ISLAMABAD: While both Pakistan and the United States have concluded technical talks for normalising strained relations, it was learnt Saturday that a middle way approach was on the cards for imposing a transit fee on Nato containers passing through Pakistani territory.
A senior Pakistani official speaking to The News on the condition of anonymity said that the Obama administration was contemplating different options in a bid to normalise its strained relations with Pakistan. Given that Islamabad was still insisting on an “apology” for last November’s Salala incident, Washington seemed to be inclined towards using the term “sorry” so as to end the ongoing stalemate between the two sides.
According to sources, Washington was also considering undertaking the rehabilitation of road infrastructure in order to open up suspended supply routes, and various options were under consideration for Congressional approval in this regard. Authorities in Islamabad have estimated that the heavy flow of Nato/Isaf supplies over the past decade have caused damage worth $1.6 billion to Pakistan’s road infrastructure.
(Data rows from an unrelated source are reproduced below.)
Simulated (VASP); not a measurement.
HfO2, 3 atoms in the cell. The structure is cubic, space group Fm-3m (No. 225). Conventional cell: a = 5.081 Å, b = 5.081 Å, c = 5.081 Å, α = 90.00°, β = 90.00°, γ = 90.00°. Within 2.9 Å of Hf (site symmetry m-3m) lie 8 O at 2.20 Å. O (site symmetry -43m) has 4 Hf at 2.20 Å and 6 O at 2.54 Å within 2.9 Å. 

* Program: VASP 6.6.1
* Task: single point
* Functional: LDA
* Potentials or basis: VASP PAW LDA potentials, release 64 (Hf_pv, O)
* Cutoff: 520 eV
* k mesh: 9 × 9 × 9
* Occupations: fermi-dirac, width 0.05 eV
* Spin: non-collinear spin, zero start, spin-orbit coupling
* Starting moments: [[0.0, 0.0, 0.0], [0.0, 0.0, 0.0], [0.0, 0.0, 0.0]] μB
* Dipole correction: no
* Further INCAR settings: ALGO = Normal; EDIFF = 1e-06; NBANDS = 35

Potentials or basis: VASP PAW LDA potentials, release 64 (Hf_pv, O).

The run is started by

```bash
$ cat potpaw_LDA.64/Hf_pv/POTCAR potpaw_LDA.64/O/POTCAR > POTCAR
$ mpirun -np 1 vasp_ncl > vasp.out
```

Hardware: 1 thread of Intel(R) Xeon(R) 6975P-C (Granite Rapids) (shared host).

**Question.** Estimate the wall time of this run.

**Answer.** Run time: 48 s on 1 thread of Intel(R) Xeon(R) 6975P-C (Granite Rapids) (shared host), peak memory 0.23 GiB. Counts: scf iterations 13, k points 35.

A top government official told The News during background discussions, “After [the] election of a prime minister, this issue will be settled between the both sides.”
There was initially a huge gap between the estimation worked out by the Pakistani side and the US, as Islamabad forwarded its proposal to impose a fee of $5,500 per container while Washington kick-started its offer with the meagre suggestion of $223 to $500 per container. “Now we have suggested [a] middle way to find a solution to this stalemate, but the ultimate decision will be taken by political leadership of both countries,” the official added.
When contacted, Foreign Office Spokesman Moazzam Khan said that technical talks between both sides had concluded, and that the US team had already returned back to Washington. “Now it is up to [the] political leadership of both countries to take final the decisions,” he said, adding that no timeframe could be given regarding when these decisions would be taken.
US Embassy Spokesman Mark Stroh, meanwhile, confirmed that the US team had left Pakistan after concluding technical talks. “We are waiting for Pakistan’s response in this regard. We are ready for moving ahead and a formal response from Islamabad is awaited,” he maintained.
Just a couple of days ahead of Supreme Court judgement disqualifying the former Prime Minister Gilani, Islamabad and Washington concluded talks and now a final decision is due to be taken by the political leadership of both countries for restoring Nato supplies on the basis of mutual agreement.
The official said that the United States was not ready to provide the $5,500 transit fee per container on the basis that the cost via the Northern route stood at $14,000, and that by using Pakistani territory the cost was $7,500 per container, and so by adding a $5,500 levy its cost became similar to that of the Northern route.
“We have asked the US to rehabilitate the Peshwar-Torkhum road, as well as the Chaman road, and Washington is finding ways and means to get approval from Congress to finance these projects,” said the official.
Keeping in view the damages caused by Nato containers, the National Highway Authority (NHA) Saturday estimated that $1.6 billion would be required for the rehabilitation of roads.
Pakistan initially demanded $5,000 per container, as this cost involved the shipping cost of goods beginning in the US. For goods coming from the Northern routes, 55 to 60 percent of the journey takes place via the land route, while 40 to 45 percent takes place via the sea route.
With Nato goods coming from Pakistan, however, almost 80 to 85 percent of the journey takes place by sea while the remaining 15 to 20 percent of the travelling takes place on land, which is more cost effective and cheaper when compared to the alternate routes available to Nato forces. When Finance Ministry Spokesman Rana Assad Amin was asked about the restoration of the Nato supply line, he said he was not aware about the subject, nor was he a part of ongoing talks.